I think I am in love. And falling in badly. I can't think straight anymore. Remember that crush that I had? This is the second crush. I think it is more than a crush. I asked a friend recently, if it was just a crush, then my friend asked me, "Does "C" (referring to The Crush) was the first thing you think of when you wake up? Does "C" is the last thing in your mind before you go to bed? Do you think about "C" when you are not doing anything? Do you miss "C"?" All of the answers to all of these questions is YES! And worst of all, I am don't think of anybody else and every face I see looks like "C". I'm having it bad this time.

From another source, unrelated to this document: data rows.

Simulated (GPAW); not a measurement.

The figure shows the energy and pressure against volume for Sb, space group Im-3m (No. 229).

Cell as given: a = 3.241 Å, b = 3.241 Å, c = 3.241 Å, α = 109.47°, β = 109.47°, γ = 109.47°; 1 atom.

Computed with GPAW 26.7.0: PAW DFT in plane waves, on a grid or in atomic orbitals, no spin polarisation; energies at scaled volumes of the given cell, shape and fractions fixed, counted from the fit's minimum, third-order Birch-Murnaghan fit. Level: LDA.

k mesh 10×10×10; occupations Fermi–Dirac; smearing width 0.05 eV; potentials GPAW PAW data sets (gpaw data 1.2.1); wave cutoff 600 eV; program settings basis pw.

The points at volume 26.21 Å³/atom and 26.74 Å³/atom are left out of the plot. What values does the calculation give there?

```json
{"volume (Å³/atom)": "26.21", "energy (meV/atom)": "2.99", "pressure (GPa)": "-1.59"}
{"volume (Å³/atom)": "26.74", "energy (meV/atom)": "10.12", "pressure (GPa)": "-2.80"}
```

Why is this such a big deal? Because I am not the kind of guy who falls in love easily, although people fall in love with me easily. I don't. Like I once told my readers before, with the longest relationship that I had, it took me more than three months into the relationship when I first utter the three meaningful words "I love you". Yes, I admit I have commitment issues. So that is why this is a big deal for me. I thought this crush that I have is just plain infatuation. But it didn't turn out as that. "C" is always in my mind, no matter how much I tried to push "C" away. There's a reason why this is particularly hard for me. It is somewhat personal reason, but basically I can't have "C" because it is taboo (ethics) and most likely already taken (I haven't came round to investigate, so far I know "C" isn't married yet). "C" is only an acquaintance, not even a friend.

My friend told me to just confront "C", but every time I had the chance to confront, my heart beats hard and loud and I can hear it beating in my eardrums, I became very awkward and uncomfortable, I start to stutter, I start to look all direction like some lost puppy. Basically I became stupid and clumsy. I just didn't know what to say. See, I am having it bad. My brain works on super-overdrive and I just didn't know what to say. There's a million of things that I wanted to say to "C". But nothing came out. I don't know if "C" realise this or not, I think "C" is oblivious to my feelings. Obviously because "C" doesn't know.

So anyway, I know this post sounds pretty pathetic but I guess, I just need to put this down on this blog, to remind me what NOT TO DO when I have meet the future love of my life.

So, I'm running out of words now, until then, take care, wish me luck in confronting "C" about my feelings and Ciao!

Comments

Mirda Ahmad said…
hahahha maaf lah akak ye dik..
aku ni juga ada minat hendak jadi jurnalist ni tapi sekarang beralih arah hendak jadi penulis pula. Sekarang tengah memerah otak untuk memulakan hobi blogging. Tersenyum sendiri lah pulak membaca blog adik. Jangan mudah putus asa dalam percintaan OK. Semoga mendapat kebahagiaan dunia dan akhirat. Doa dan usaha jangan lupa.. ;) saya saspen juga ni untuk mengetahui kisah cinta awak!
Anonymous said…
Thanks for your advice.

Tak payah memerah otak untuk memulakan, just write, it will flow, just write something of your past and probably what you like you future would be. In the end it is all worthed.